The 2018 National Defense Authorization Act (NDAA) has generated lots of headlines regarding the so-called “Amazon amendment” and the Act’s prohibition on the Russian IT company Kaspersky Labs products. But gone under reported is a huge change to how the government makes small purchases.
The 2018 NDAA, signed by President Donald Trump on December 12, increases the standard micro-purchase threshold applicable to civilian agencies from $3,000 to $10,000. Last year, the NDAA increased the Department of Defense (DoD) micro-purchase threshold to $5,000. This larger jump for civilian agencies is likely to have large impact on government purchasing.
A micro-purchase is one for goods or services that, due to its relatively low value, does not require the government to abide by many of its ordinary competitive procedures, including small business set asides. Because the contract is, theoretically, such a low amount, the contracting officer can pick virtually whatever company and product he or she wants to satisfy the procurement, so long as the price is reasonable.
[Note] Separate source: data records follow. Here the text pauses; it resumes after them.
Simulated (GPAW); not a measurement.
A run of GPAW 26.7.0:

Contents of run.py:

Now the civilian micro-purchase threshold is increasing—a lot.
Specifically, Section 806 of the NDAA, titled “Requirements Related to the Micro-Purchase Threshold” states the following: “INCREASE IN THRESHOLD.—Section 1902(a)(1) of title 41, United States Code, is amended by striking ‘$3,000’ and inserting ‘$10,000’.”
Title 41 of the Code generally refers to public contracts between Federal civilian agencies such as the Department of Agriculture, the Department of Education, the Department of State, the Department of Labor, and so on. Title 10, on the other hand, generally refers to the Department of Defense components, such as the Army, Navy, and Air Force, but also a number of smaller components such as the Defense Logistics Agency and the Missile Defense Agency.
Following the change, Section 1902(a)(1) shall read: “Definition.–(1) Except as provided in sections 2338 and 2339 of title 10 . . . for purposes of this section, the micro-purchase threshold is $10,000.”
The NDAA therefore, specifically exempts (or at least does not change) the sections of Title 10 relating to the DoD micro-purchase threshold (sections 2338 and 2339) which will therefore hold steady at $5,000—for 2018 at least (more on that later).
Section 1902 specifies in paragraph (f) that the section shall be implemented by the FAR. The NDAA changes the U.S. Code, but it does not change the FAR. The FAR, meanwhile, currently sets the civilian micro-purchase threshold at $3,500, because it is occasionally adjusted to keep pace with inflation. Although the law has now officially been changed, it’s not clear that civilian contracting officers will begin using the new authority until the corresponding FAR provisions are amended.
Our guess is that, in practice, this change will take some time to implement. We believe most contracting officers will stick to what the FAR says until they are told otherwise. It is just a guess, but it is logical because unlike the U.S. Code, procurement officials rely on the FAR every day. Congress may have said that civilian procurement officials have the authority to treat anything below $10,000 as a micro-purchase, but contracting officers often wait until the FAR Council implements statutory authority before using that authority. As such, until the FAR, or the specific agency the procurement officials work for, recognize the change, our guess is that most COs will follow the FAR until it catches up with the U.S. Code.
Nevertheless, whether it happens today or a year from now, this change is likely to have a big impact on some federal procurements. The 233% increase in the threshold for civilian agencies (a 186% increase if you count from $3,500) will open the door for many more products to be purchased without competition: FAR 13.203 specifies that “[m]icro-purchases may be awarded without soliciting competitive quotations” so long as the contracting officer (or similar authority) considers the price to be reasonable. Just think about the different types of things you can buy with $10,000 as opposed to $3,000, or $3,500.
This change to the micro-purchase threshold, plus the “Amazon amendment” which sets up an online marketplace for sellers, and the fact that the FAR encourages the use of a Governmentwide commercial purchase card to make micro-purchases (FAR 13.301) means that procurement officials will simply be able to swipe, or click for relatively significant buys. Altogether, it could be bad news for some small businesses, particularly those that engage in a lot of “rule of two” set-aside simplified acquisitions under FAR 19.502-2(a). When this change is implemented, and presuming FAR Part 19 is updated accordingly, a chunk of those simplified acquisitions will no longer be reserved for small businesses.
With this change to the civilian threshold, it is hard not to wonder whether the DoD threshold will soon grow to meet it. DoD procurement officials sometimes enjoy greater freedom in purchasing than their civilian counterparts. It would not be shocking to hear DoD voices begin lobbying for the same change on their end soon.